The problem of how to visualize time has been and is still challenging. There is a number of approaches out there, but the one general applicable approach has not been found yet.
So far a number of different approaches have been used and tested in this research work.
The first one was plain tracking paths. The time is actually inherent these images as the path is a sequence of points and these points where recorded in time one after the other. Also different lines are distinct in time as one tracked individual can only produce one path at the time. Theoretically this explanations work very well, but in practice when it comes to analyze these drawings all one can see is dens areas, hotspots and trends. THe aspect of time gets completely lost, specifically when one tries to look at one path relative to an other. They all seem to have the same time.
Image by urbanTick - Plymouth365, one year worth of tracks
The second approach was playing the track record as a movie. With this technique it became possible to repay the recorded sequence and with the help of the movie simulate the passage of time. The recorded sequence of points is replayed according to the time stamps saved with each point. For analyzing purposes the tracks are replayed simultaneously at the same time. In this way the tracks can be followed relative to all the others. WIth this technique it is possible to distinguish between moving and static records. In the first example the path only show the location and time for activity on the move, e.g. going from A to B, but A and B are not included as a time period. This lies in the nature of the map that is solely spatial. Whereas in the movie the duration of A or B is displayed with a static dot that stays at this specific location of A or B for the relative time. The difficulty with the replay movies is the speed of replay. If it is too slow it is boring and takes forever. Also the is a limitation to how much is manageable to oversee of a time period. If it gets too long it is not possible to directly link the activities in the beginning of the sequence and the end of the sequence. Nevertheless this approach has been very popular with a wider community. The clips replaying the Plymouth365 track records have been watched over 5500 time in past two month. So it seems to be an approach that is easier accessible or consumable.

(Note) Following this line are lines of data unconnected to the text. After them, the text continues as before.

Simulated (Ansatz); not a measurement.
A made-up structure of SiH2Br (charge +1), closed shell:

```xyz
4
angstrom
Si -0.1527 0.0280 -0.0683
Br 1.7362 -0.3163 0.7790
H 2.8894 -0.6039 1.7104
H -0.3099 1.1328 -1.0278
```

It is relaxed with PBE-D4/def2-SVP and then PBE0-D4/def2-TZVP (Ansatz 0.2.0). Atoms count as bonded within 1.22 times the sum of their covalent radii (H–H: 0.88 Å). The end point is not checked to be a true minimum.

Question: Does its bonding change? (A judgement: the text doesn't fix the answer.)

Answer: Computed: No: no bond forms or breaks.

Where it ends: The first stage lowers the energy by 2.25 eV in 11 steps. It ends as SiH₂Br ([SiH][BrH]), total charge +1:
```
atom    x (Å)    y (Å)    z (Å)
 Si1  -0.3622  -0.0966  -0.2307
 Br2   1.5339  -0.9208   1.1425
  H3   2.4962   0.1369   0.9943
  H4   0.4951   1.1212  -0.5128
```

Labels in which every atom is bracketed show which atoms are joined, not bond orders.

Plymouth365_dayAndNight, to give a stronger sense of time the effect of day and night have been introduced
The third approach in visualizing time was the introduction of the third dimension. This dimension was not used to display the hight, but time. There is originally already hight information in the GPS record, but this has been replaced by the time information. This created 3d matrix with lat and long as x and y, but then time as z (hight). This visualization has been developed by Torsten Haegerstrand and the Lund School in the 1970ties. It was called the Space-Time Aquarium. This is probably at the same time the first time researchers in geography developed ideas for this topic of movement analysis. This technique produces very nice 3d shapes and are visually very pretty. For analysis purposes they tend to become very quickly much too complicated. For a limited number of tracks it can be useful and meaning full, but for a large number, such as the Plymouth365 full record, it is in the current way of the 3d model not very useful. Although the main features do show up. The “home“ location as the major spine, ”work“ locations as a secondary spine and the ”wall” for busy connection lines do pop out. Also there are nice smaller elements such as the “steps” for activities with stop and motion or the “spiral” for activities that took place over a longer period of time in more or less the same location, e.g. playground, lunch brake. A major problem is the connection between the model and the surface that provides the sense of location. The more time passes the more this connection get lost and later in the afternoon or in the evenings it often is completely lost. An other problem at the moment is the presentation of these models. They just don’t look good on images as one naturally ants to rotate them.
Image by urbanTick - Plymouth365, Space-Time Aquarium
The fourth and latest approach is the visualization of time on a map using colours to give time information. Each path segment here is coloured according to time. It starts in the morning with bright red changes to yellow and green over noon, the afternoon is blue and the evening changes again to purple. This actually give a pretty good sense of time wile reading the map and also enables the reading of the tracks relative to one another. The main problem is probably that it is static. Once generated it is a drawing and bears not much of a time representation as a dynamic element. Very much like the first approach it capture and frames a point in time.